The nonprofit’s mission statement is to “create school programs and awareness campaigns around the core belief that gratitude changes mindsets, reduces violence and improves everything.” Schools receive kits with “gratitude spots,” kindness cards and instructions for a gratitude wall and You Matter letters.

The gratitude spots are placed on the floor, and when stood on, you either have to say or think something you are grateful for. Kindness cards are passed to those who are caught doing an act of kindness. The gratitude wall grows bigger every day as students and staff write something they are grateful for on a Post-It note to put on the wall. Each student is required to write a You Matter letter to someone they are grateful for and read it aloud to that person before the end of the two-week campaign.

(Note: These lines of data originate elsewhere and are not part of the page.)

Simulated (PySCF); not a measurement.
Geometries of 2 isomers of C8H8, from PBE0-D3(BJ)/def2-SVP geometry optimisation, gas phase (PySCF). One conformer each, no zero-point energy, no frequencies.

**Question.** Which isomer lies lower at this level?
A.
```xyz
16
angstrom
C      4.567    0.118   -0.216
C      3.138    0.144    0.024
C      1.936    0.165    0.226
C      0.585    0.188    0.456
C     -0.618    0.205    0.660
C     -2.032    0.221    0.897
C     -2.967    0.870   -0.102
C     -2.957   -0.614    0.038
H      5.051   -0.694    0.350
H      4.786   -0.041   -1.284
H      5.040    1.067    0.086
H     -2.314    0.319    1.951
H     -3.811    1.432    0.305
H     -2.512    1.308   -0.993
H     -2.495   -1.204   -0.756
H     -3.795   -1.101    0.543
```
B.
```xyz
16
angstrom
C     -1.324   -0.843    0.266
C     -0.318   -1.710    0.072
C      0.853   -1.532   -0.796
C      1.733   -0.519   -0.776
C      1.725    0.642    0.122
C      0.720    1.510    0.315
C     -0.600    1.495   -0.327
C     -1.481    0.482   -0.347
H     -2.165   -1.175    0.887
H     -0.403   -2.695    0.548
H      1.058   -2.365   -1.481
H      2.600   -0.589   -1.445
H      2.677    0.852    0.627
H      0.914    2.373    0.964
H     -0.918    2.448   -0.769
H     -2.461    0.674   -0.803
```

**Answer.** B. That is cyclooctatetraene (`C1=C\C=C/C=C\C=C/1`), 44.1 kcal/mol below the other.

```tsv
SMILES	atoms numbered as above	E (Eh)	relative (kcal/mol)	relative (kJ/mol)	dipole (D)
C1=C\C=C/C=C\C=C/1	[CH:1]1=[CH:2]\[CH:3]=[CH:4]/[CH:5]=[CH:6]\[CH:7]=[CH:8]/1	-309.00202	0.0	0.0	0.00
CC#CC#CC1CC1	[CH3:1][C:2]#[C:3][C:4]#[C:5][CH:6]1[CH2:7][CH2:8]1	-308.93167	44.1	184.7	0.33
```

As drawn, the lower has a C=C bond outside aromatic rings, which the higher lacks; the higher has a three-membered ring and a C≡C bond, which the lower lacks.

“The thing I’m most excited about is probably the gratitude wall,” said Ryan Kaveney, a member of the leadership council. “We’ll be getting to read what people are grateful for, and everybody else will, too, because it’ll be in the lunchroom, not in an individual part of the school.”

Kathy Hart, a special education teacher at Bodkin, has guided the student-led project. She said that roughly 6,000 Post-It notes will cover the gratitude wall at the end of the campaign.

Leadership council member Liz Forman said she is most excited for the You Matter letter. She plans to write hers to her mom.

“It gives a chance for you to express your feelings to someone that you don’t know how to show you’re grateful, but with a letter, you can,” Liz said.

The gratitude spots are the most interesting aspect for Ava Wille, who is also on the leadership council.

“Sometimes people don’t always show that they’re grateful,” Ava said. “[With] the spot, you can hear what other people are grateful for, and you get a chance, not just on Thanksgiving, to express what you’re thankful for on any day.”

Maggie Cochran agreed that it is important to show gratitude on days other than Thanksgiving.

“You forget to say ‘thank you’ to your mom or dad if they make you breakfast or if they make you dinner,” said Maggie, who is on the leadership council. “Now, you can say it every day without having to think [or] forget about it.”

The leadership council has a spot team that will decide where in the school to place the spots. The fifth-graders brainstormed places and want to make sure they are in high-traffic areas so that “all of us get a chance to step on it.”

Jeffrey Paul, who is on the leadership council, said the Look for the Good project has the potential to change the way the school works.

“It can have a huge affect because, say this whole Look for the Good thing hadn’t happened, we wouldn’t have had a chance to express what we’re thankful for whenever we want to,” Jeffrey said.

Rachel Amstutz, the principal of Bodkin Elementary, said she hopes students understand that being nice matters and that it’s the right time to focus on kindness and gratitude.

“My biggest hope is that we embrace an understanding that our interactions with each other really matter,” Amstutz said. “Being nice matters. That’s a huge strategy we can use to change the culture of a school, of a community, of a family, of our world.”